As usual, Albuquerque Journal cartoonist John Trever summarizes the situation perfectly with his cartoon from Sunday, April 19, 2023.
Here are a few notes about the final tax bill as line-item vetoed by Gov. Lujan Grisham. New Mexico had a $3.6 billion surplus going into the session. The Legislature originally allocated $1.1 billion for “tax cuts.” $1.2 billion of that $3.6 billion was for new spending. That means over $1 billion would have been set aside for the future. The point is that (contrary to MLG’s veto statements about having anxiety over future revenues) plenty of money was available.
To her credit, MLG vetoed all the tax hikes in the bill (corporate, capital gains, alcohol, and tobacco), not just the tax cuts.
Here are the so-called “tax cut” provisions approved by the Gov. in the final bill (we used the 2027 fiscal impact for the tax/spending bills):
- Film subsidies: $87 million by FY 2027. This is NOT a tax reduction. It is new spending;
- Health practitioner deductible/copay: $38.5 million (this is the one ACTUAL tax cut passed and signed);
- The Child Tax Credit: $111 million; While a small portion of this will indeed represent a tax cut, this is a very “progressive” and “refundable” credit (it is given whether you make money or not). We estimate $100 million of this is spending and only $11 million is an actual “tax cut.”
- $500 or $1000 tax rebates: The one-time “cost” of these rebates is $667 million.

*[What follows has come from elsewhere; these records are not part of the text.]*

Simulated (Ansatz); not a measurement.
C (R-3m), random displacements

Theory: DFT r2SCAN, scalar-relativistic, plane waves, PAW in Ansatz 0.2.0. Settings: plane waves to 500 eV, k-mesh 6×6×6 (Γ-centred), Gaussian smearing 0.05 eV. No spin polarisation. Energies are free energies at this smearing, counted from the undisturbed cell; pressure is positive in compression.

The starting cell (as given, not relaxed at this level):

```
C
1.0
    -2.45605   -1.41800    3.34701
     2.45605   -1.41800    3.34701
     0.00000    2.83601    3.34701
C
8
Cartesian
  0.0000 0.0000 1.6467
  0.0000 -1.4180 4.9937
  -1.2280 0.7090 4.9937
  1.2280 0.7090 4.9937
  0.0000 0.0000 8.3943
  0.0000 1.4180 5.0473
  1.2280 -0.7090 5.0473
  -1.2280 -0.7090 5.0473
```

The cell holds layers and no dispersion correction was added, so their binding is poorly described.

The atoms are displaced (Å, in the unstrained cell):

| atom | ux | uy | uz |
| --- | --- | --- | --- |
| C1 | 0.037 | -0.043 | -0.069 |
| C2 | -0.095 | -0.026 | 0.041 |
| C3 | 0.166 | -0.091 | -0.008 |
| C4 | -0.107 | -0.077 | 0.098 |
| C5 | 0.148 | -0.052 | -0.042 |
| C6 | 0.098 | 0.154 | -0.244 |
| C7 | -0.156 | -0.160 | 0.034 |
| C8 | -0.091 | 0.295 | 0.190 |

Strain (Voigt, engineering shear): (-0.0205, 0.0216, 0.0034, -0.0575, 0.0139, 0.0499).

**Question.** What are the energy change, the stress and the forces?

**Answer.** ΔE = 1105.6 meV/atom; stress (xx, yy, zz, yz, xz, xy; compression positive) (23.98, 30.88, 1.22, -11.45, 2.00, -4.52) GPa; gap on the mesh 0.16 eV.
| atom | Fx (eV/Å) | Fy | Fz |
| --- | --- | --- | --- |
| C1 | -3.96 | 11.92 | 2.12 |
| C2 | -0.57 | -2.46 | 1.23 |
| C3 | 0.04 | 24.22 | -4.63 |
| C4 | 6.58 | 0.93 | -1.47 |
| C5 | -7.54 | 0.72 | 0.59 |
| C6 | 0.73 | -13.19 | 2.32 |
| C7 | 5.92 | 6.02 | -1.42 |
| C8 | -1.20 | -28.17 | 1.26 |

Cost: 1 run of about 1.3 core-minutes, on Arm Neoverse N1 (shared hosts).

So, here are the tallies for what happened to New Mexico’s $3.6 billion surplus:
1) $1.2 billion or 33% was spent (adding in film subsidies and refundable child tax credit as spending;
2) $667 million or 18.5 percent of the surplus was returned in the form of one-time “rebates.”
3) $50 million or 1.4 percent comes in the form of “recurring” tax cuts.